Background
John Lafayette Camp was born on September 23, 1855 at Gilmer, Upshur County, Texas, United States; the son of John Lafayette Camp, and Mary Ann (Ward) Camp.
John Lafayette Camp was born on September 23, 1855 at Gilmer, Upshur County, Texas, United States; the son of John Lafayette Camp, and Mary Ann (Ward) Camp.
Camp served a term in the state senate, 1887-91 and then moved to San Antonio, where he practised law for six years. In 1897 he was appointed, by Gov. Culberson, judge of the forty-fifth district court.

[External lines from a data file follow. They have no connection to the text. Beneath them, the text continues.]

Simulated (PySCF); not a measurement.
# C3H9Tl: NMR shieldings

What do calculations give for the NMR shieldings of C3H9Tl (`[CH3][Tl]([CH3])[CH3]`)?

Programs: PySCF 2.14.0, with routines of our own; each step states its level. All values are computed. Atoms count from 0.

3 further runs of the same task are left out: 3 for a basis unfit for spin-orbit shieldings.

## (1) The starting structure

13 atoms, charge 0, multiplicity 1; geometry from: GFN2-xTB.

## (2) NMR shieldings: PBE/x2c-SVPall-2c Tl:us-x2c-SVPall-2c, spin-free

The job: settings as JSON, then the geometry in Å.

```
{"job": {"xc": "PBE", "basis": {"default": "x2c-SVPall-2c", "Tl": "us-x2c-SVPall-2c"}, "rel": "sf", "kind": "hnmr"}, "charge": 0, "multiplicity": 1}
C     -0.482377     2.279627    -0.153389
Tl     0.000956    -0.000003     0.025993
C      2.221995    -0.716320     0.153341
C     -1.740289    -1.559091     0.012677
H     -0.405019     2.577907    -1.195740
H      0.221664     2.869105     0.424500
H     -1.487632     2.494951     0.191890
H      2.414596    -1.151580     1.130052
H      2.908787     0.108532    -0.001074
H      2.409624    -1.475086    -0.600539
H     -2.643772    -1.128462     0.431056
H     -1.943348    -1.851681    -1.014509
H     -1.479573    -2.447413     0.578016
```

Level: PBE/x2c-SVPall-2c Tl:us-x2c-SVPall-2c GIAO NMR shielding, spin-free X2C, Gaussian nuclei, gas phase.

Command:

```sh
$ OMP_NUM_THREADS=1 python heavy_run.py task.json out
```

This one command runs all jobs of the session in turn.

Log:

In 1912 he was instrumental in preserving the Alamo, shrine of Texas liberty, as it stands to-day. A state law of 1905 had given the "care and custody" of the Alamo property to the Daughters of the Republic. But at the suggestion of Gov. Colquitt in 1912 the legislature appropriated $5, 000 to "improve" the Alamo. When the work of dismantling began, and it became known that the governor planned to make the Alamo grounds into a state park, the Daughters of the Republic appealed to Camp. A temporary and then a permanent injunction halted the work of dismantling the building. Camp held that the act of 1912 did not repeal that of 1905, that the superintendent of public buildings and grounds was given the direction of expenditure but not the power to dismantle the property, and that the Alamo was still in charge of the Daughters of the Republic of Texas. The Governor appealed to the higher courts; but the Alamo still stands. Camp was appointed, by President Wilson, United States district attorney for the western district of Texas, which takes in the border. The position is an important one at any time; it was particularly so during Camp's incumbency. He secured the evidence which led to the arrest of Victoriano Huerta, former president of Mexico, on June 27, 1915, at Newman, New Mexico, charged with violating the United States neutrality laws in organizing a prospective military expedition against Mexico. Huerta was released under bond, but, when additional evidence was secured by Camp, he was rearrested on July 3 and was kept under guard at Fort Bliss until his death six months later. On the retirement of Judge Maxey from the bench of the western district of Texas, Camp had the unanimous indorsement of the eighteen Texas congressmen, the two United States senators from Texas, and the attorney-general for the position of federal judge. But President Wilson had decided that no man who had reached the age of sixty should be appointed as federal judge, and Camp was a few months over that age. He accepted a second appointment as federal district attorney, and filled that office creditably during the war.
In 1881 he married Lamartine Felder, daughter of Dr. J. L. Felder, a well-known physician of Leesburg, Texas.